# Homework Help: A mass attached to a pulley- torque

1. Jul 18, 2013

### natasha13100

Could someone please explain to me where I am going wrong? I've tried combining the relevant equations below in multiple ways. Also, I'm not sure if my answer is given in rad/s2 or °/s2.
1. The problem statement, all variables and given/known data
A uniform solid disc of mass 1.2 kg and radius 0.24 m is free to rotate on a horizontal frictionless axle passing through the center of the disc. A long light string is wrapped around the disc; a block of mass 1.9 kg is suspended on the string as shown. The system is released from rest, and the block begins to descend. Find the magnitude of the angular acceleration α of the disc. Enter your answer in rad/s2 and use g = 9.8 m/s2.

2. Relevant equations
force(F)=mass(m)*acceleration(a)
torque(t)=radius(R)*F*sin(θ) where θ=angle between R and F when the tails are placed together
Ʃt=moment of inertia(I)*angular acceleration(α)
I=mR2
tangential acceleration(atan)=Rα
I=1/2mR2/SUP] for discs of uniform density

3. The attempt at a solution
I use m for the mass of the block and M for the mass of the disc. a is the tangential acceleration/acceleration of the block and α is the angular acceleration.
For the disc, there is a normal force exerted by the axle that is equal in magnitude and opposite in direction to the force of gravity. There is also string tension(T).
Two forces are acting on the mass: string tension and gravitational force.
The two equations relevant to α are Ʃt=I*α and a=R*α.
All of the torque is coming from the force T so Ʃt=t=RFsin(θ)=.24T. Additionally, I=1/2MR2=1/2(1.2)(.24)2=.03456. Therefore, .24T=.03456α and T=.144α
Tension also acts on the mass.
The net force(F)=T-the force due to gravity(G)=T-mg and F=ma so ma=T-mg and T=ma+mg=1.9a+1.9*9.8=1.9a+18.62
Therefore, .144α=1.9a+18.62. Next, I use a=Rα to make the equation .144α=1.9(.24)α+18.62 or .144α=.456α+18.62.
.312α=-18.62 so α=-4655/78≈-59.67948718

2. Jul 18, 2013

### TSny

The normal force is not equal to the force of gravity. (There are three vertical forces acting on the disk that must add to zero.) However, this doesn't affect your solution since the normal force doesn't create a torque.

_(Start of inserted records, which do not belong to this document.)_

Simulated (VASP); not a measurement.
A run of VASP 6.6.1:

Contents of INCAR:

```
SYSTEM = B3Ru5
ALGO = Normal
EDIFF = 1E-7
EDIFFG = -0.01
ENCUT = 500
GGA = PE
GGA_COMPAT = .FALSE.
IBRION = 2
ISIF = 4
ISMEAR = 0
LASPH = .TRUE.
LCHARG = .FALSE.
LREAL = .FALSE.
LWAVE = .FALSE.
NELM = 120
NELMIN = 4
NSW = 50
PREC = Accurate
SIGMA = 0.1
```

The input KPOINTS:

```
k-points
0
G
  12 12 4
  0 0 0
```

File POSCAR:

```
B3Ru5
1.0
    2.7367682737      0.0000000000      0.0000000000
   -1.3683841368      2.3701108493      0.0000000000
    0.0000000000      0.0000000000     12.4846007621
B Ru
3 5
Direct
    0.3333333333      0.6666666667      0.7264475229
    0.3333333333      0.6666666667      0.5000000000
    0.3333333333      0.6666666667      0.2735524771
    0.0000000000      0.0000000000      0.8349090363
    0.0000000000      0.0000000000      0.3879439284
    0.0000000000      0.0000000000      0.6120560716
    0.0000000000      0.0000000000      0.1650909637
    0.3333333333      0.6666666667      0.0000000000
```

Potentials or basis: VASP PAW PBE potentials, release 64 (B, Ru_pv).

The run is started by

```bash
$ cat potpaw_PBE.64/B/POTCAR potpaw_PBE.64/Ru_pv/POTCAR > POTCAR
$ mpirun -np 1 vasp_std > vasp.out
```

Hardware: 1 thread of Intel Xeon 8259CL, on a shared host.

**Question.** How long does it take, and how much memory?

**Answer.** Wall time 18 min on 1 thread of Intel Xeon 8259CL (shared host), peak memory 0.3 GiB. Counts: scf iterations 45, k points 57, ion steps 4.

In your calculations, you need to be careful with positive and negative directions. Does your positive direction for the angular acceleration of the disk correspond to your positive direction for the acceleration of the block?

3. Jul 18, 2013

### natasha13100

I used the right hand rule to check and it doesn't. Therefore, α is positive 59.67948718.

4. Jul 18, 2013

### TSny

You need to consider if the relation between the acceleration of the block and the angular acceleration of the pulley is a = +αR or a = -αR.

When the block is released, the pulley will start to undergo angular acceleration in a particular direction (CW or CCW depending on which side the block is on). Suppose you take positive angular acceleration to correspond to the direction the pulley accelerates.

The block will accelerate downward. So, it would be convenient to take downward as the positive direction of acceleration for the block. That way, when α is positive then a will also be positive and you can write a = +αR.

But if you take downward as the positive direction for the block, how should you choose the signs of the forces when you set up ƩF = ma for the block?

5. Jul 19, 2013

### natasha13100

ƩF=mg-T=ma

6. Jul 19, 2013

### TSny

Right. So, go back to your calculations and use this equation instead of T - mg = ma

7. Jul 20, 2013

### natasha13100

The net force(F)=the force due to gravity(G)-T=mg-T and F=ma so ma=mg-T and T=mg-ma=1.9*9.8-1.9a=18.62-1.9a
Therefore, .144α=18.62-1.9a. Next, I use a=Rα to make the equation .144α=-1.9(.24)α+18.62 or .144α=-.456α+18.62.
.6α=18.62 so α≈31.03333333333333

8. Jul 20, 2013

### TSny

That looks correct to me. The equation a = αR requires the rotation angle to be in radians. So, your answer for α will be rad/s2.